By George Stafanick, Blog Contributor

As long as I can remember interference of any kind mentioned on a WiFi network was slapped with the label "interference". Over the years, as I became educated in 802.11 networking and understanding channel contention through the operation of CSMA-CA. I realized something, interference is necessarily the right definition.

In 802.11 networking, interference can really be defined in two very distinctive categories. 

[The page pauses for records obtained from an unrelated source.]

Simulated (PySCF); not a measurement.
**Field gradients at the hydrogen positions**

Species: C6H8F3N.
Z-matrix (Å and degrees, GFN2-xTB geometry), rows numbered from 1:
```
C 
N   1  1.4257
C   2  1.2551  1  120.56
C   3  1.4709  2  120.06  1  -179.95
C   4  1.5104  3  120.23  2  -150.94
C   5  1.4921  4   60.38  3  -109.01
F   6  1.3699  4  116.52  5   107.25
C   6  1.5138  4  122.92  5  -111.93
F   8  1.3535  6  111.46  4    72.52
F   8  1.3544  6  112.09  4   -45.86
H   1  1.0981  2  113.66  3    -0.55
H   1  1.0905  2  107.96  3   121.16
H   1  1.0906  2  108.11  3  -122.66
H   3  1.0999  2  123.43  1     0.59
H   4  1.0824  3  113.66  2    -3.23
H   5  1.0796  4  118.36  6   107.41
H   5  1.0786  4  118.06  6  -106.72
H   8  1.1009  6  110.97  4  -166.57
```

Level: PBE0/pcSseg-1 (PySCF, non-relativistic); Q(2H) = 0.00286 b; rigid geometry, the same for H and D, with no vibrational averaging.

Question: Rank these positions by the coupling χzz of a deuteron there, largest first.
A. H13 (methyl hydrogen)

RF Interference and Channel Contention

By definition both are indeed interference. Definition of interference: the action of interfering or the process of being interfered with

RF Interference - Can be defined as non 802.11 interference. In other words something that is on frequency, causing duty and resulting in 802.11 radios to go busy or interference close to a radio causing wave forms to be misinterpreted resulting in bit errors.

The obvious suspects; microwave ovens, cordless phones, cameras, BT, and the list goes on.

Let me give you a real world example. Say for a moment you're listing to a speaker at a conference and directly behind you a loud conversation or argument is going on. Your ears, receiving radios, are having a hard time understand the speaker distinguishing what he is saying.

Channel Contention - Can be defined as 802.11 mechanisms to gain access to the medium to trigger frames. In other words, CSMA-CA. This contention happens on layer 1 and layer 2. Layer 1 with the use of preambles and PHY headers and layer 2 through the use of NAV.

CSMA-CA is the rule book or referee used by WiFi devices to gain access to the medium.

Let me give you a real world example. You're in a conference the speaker is done with his session and opens the floor up to Q&A. You have a question you raise your hand along with 10 other folks. You, like everyone else, needs to wait their turn to ask their question.

CCC / CCI - Lets also go down the CCC (Co-Channel Contention) and CCI (Co-Channel Interference) road since we're on topic. In the industry you hear folks, publications and vendors reference CCI (Co-Channel Interference). In other words, access points on the same channel causing interference with each other. We just covered its not really interference. A better definition is Co-Channel Contention. It's contention. Because both radios, using CSMA-CA, are backing off to each other causing contention.